I lo— (you).

Recently orphaned at the age of 62, I’ve been thinking a lot about my family. We’ve had our ups and downs but I mostly throw that out there so I don’t seem too privileged because in fact its been pretty much all Ups. With an exception that I’m intentionally vague about, we have enjoyed togetherness and happiness and fun, only once in a while hitting the heartaches of being human like potholes on the road to a cottage. You wince for a bit but good times lay ahead.

I adore my brother and sister, and my mom and dad. But until the last few years, we didn’t really hug and rarely said ‘I love you’. It’s just not in the vernacular of our Anglo-Saxon stock in part, I guess, because it might lead to somebody getting a day off from upper-lip stiffening. But we weren’t remote. Far from it. We bonded in every human way short of offering each other any kind of play-by-play while it was happening in real time. We simply, quietly, loved each other. Like happy mutes.

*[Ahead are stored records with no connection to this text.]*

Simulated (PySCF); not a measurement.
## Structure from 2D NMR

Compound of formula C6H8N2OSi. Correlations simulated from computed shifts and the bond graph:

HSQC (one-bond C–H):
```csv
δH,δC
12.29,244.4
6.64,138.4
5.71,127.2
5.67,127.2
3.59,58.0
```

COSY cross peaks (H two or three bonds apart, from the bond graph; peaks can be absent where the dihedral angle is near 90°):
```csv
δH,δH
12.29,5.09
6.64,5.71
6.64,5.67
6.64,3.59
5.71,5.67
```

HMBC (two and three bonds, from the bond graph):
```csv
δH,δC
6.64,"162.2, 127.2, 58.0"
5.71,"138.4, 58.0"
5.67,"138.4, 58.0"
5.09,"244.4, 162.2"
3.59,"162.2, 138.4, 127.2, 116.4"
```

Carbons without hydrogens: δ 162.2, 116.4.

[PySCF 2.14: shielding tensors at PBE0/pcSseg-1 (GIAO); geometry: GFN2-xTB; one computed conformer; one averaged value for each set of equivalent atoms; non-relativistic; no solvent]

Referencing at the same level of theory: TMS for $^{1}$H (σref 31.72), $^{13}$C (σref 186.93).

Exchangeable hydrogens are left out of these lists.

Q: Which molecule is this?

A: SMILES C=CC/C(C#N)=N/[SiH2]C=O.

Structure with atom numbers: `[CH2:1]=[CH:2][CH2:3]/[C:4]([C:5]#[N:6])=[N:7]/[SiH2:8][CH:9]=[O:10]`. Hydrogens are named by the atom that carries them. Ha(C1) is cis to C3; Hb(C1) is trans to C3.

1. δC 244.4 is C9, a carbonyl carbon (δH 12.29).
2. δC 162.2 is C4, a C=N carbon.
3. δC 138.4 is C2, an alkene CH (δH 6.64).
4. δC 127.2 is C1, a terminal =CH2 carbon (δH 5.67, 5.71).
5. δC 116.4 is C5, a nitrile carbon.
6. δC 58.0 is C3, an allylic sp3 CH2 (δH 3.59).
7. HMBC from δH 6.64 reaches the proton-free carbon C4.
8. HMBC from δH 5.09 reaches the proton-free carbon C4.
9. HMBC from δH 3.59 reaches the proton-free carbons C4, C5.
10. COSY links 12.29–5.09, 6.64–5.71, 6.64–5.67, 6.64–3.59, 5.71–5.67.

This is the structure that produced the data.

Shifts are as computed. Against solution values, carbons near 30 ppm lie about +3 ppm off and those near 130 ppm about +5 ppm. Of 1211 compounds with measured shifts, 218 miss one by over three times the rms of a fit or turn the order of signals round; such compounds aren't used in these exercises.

It’s a bit different in the family I’ve built. A partner I love and admire, a son I’m so proud of, and one close friend that is more like an extension of me than a sibling. But it’s still not second nature to me yet. I had a couple of previous tries at matrimony that weren’t eternally successful but had their own span of joy, limited mostly because I’m far from perfect. But fate has gifted me an angel who has decided that I might not yet be a basket case. So I’m working on it. I’m open to adding the I-Love-You into the mix. I just can’t seem to get the timing right.

When my mom would sign off from phone calls, we’d bat a couple of variations on goodbye back and forth, and then one of use would try to toss in “I love you” while the other was hitting END. I heard and said my fair share of I Lo—‘s over the past couple of years. It’s an odd sensation, and early on one of us would call the other back and literally say, “I just called to say I Love You” which sounded like a corny lyric because it was one.

So maybe I’ll leave it at that. I Lo—.

I Lo— all of these people in my life. I hope they know it, even though it may not be often said. And when the good times stop rolling, maybe we’ll be able to get the whole phrase out if we can catch our breath from life and laughter, when the actual ending is upon us. Then we can maybe say the whole darn thing. Because in that final moment, we may not be able to call back.